Coordination

Leader election

Main difference compared to classical seems to be lifting computational assumptions.

Definition a bit inferred from combining [leader_election] and [bit_escrow]

• each party $i$ decides $d_i\in [n]\cup \{\mathrm{err}\}$
• if all honest:
  • $Pr(d_i=\mathrm{err})=0$
  • $Pr(d_i=i)=\frac{1}{n}$
• if player $i$ (NB in [bit_escrow] there are only two) is honest
  • $Pr(d_i=i)\le \frac{1}{n}+ϵ$

In [exact_leader_election] the outcomes are binary (i.e., me or not me), which may make more sense compared to [leader_election] as it doesn’t need to coordinate necessarily.

Note

Uniqueness of the leader with cheaters seems to be swept under the rug in [leader_election].

Quantum Leader Election

[leader_election]

Idea:

• use tournament with weak quantum coin (e.g., [bit_escrow])
• NB I’m not sure how they ensure tournament consistency

[FairAndUnbiasedLE]

Consensus

In the Byzantine setting the focus is often on detectable agreement.

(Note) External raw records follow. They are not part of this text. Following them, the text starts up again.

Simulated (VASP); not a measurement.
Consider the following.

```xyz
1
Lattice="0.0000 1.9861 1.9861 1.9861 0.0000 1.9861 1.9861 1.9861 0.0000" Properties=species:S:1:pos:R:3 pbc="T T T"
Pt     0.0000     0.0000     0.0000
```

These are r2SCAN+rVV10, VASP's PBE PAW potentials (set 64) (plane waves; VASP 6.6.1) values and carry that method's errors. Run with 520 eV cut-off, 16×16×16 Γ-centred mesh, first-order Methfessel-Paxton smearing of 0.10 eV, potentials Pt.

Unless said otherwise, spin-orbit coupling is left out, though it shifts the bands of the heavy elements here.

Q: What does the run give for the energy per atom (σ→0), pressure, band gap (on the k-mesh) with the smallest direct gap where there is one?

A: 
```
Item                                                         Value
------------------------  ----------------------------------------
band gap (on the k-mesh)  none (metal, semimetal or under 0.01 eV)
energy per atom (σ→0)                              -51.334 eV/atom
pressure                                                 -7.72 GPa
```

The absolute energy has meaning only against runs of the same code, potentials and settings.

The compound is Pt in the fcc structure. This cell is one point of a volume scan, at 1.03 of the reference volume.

Algorithms based on secret sharing

See secret sharing.

Algorithm for quantum byzantine agreement

[FastBFT]

• constant expected number of rounds compared for the randomized (adaptive adversary)
• Assumptions:
  • adaptive full information adversary
  • failure models: Byzantine / crash faults
• States: ${\sum }_{a=1}^{n^3}|a,\dots ,a⟩$
• Byzantine needs verifiable (can agree that secret can be recovered) secret sharing for random numbers

Improved consensus in quantum networks

[ImprovedConsensusFull]

• Assumptions:
  • adaptive full information adversary
  • failure models: Byzantine / crash faults
• requires fewer Bell pairs by using some kind of gossip protocol

Note

The arity of entanglement is still $O(n)$

Algorithms based on quantum signatures

Quantum signatures are to a large degree also based on correlated lists):

Beating the fault-tolerance bound for byzantine agreement

[Beating]

• Recusrive algorithm, similar to the one in LSP
• Unlike LSP, signatures cannot be verified by all the parties
• N > 2 f

Simulations / physical realization

Netsquid-based:

• Resource-aware System Architectural Model for Implementation of QBA [ResourceQBA]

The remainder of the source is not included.